Myth #3: The reason one should rotate the body along the long axis in freestyle is to reduce drag.
Please don't tell me this is not a myth. I hear this from beginner coaches all the way to some of America's top swimming coaches. Rotating the body is very important....so is reducing drag. I just don't think we do it for that reason. If we did, kicking on our side would be faster, whether underwater or on the surface, than kicking on our stomach...and there is not much difference in speed either way. Besides that, we really spend very little time on our sides in freestyle. Most of it is in transition from one side to the other and closer to horizontal than vertical. Finishing a freestyle race in a pool on our side is also important...because we can extend our reach further..not reduce drag.
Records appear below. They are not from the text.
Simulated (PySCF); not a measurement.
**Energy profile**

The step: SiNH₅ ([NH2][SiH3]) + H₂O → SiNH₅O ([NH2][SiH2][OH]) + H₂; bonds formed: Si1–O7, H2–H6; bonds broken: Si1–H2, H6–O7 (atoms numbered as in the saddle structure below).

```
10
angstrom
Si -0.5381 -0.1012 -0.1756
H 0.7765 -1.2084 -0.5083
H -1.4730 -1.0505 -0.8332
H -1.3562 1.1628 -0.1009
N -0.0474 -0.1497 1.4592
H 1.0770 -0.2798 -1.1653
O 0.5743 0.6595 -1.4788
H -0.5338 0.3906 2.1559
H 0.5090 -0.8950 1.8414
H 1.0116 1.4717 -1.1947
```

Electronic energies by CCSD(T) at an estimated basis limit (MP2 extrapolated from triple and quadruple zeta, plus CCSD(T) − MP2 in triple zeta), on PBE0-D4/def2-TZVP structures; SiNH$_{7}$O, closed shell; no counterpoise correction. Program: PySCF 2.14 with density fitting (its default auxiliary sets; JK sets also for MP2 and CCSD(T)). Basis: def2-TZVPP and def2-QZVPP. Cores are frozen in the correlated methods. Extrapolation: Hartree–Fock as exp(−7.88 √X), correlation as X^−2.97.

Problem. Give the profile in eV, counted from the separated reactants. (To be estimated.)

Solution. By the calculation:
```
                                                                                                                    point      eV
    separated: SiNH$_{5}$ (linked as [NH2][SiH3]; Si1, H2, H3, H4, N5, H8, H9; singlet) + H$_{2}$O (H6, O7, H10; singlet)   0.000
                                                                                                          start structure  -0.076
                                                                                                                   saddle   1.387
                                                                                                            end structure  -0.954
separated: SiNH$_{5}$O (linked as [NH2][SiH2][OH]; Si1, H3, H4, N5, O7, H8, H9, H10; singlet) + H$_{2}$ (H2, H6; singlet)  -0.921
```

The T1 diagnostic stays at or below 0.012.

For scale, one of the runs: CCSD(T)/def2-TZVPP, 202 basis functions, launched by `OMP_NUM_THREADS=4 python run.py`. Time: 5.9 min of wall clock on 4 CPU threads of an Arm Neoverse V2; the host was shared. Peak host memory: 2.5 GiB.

So if body rotation is not about drag reduction, why do we do it? Two reasons. The first is to gain more power. By rotating, we put our arm into a mechanically better position of strength, engaging much bigger muscles in our back and core to help with the pulling. The second reason has to do with the counter-rotation. When we enter our right hand in the water, for example, our body is rotating to the left. At the very moment we begin our catch, the body has stopped rotating left and initiates the counter-rotation back to the right. We call this point the connection (between arm and core/hips). This counter rotation creates a stabilizing force that gives us something to pull against. Remember, it is you and the water molecules out there...no walls, starting blocks or pitching mounds to push off or pull against. So we create our own stabilizing force out of the rotational motion of our own body. The faster and longer the counter-rotational turn, the greater the stabilizing force and the better distance per stroke (dps) we can achieve. This is one advantage the hip/leg driven swimmers have over the high stroke rate swimmers...holding in front longer gives them more time to rotate/counter-rotate the hips. But before you all go rushing back to that technique, if you don't have the legs driving you, even that extra dps cannot overcome the inertia problem. You are still swimming 'stop-and-go' freestyle..not as efficient as the high stroke rate.
Most swimmers I teach swim very flat...like a surfboard that grew arms and legs. That would be ok if we had the buoyancy and drag coefficient of a surfboard, but we don't. We are bricks and to move a brick through the water, we need the added power that the body rotation gives us. BTW, this is why wetsuits enable one to get away with swimming flatter.
Can you use good body rotation with a high stroke rate? Yes...but it takes work. The body rotation doesn't just happen. You make it happen...but because there is less time, it becomes more oriented from the shoulder and less from the hip which takes longer to turn (although hip motion is still important). Thus the name shoulder-driven freestyle.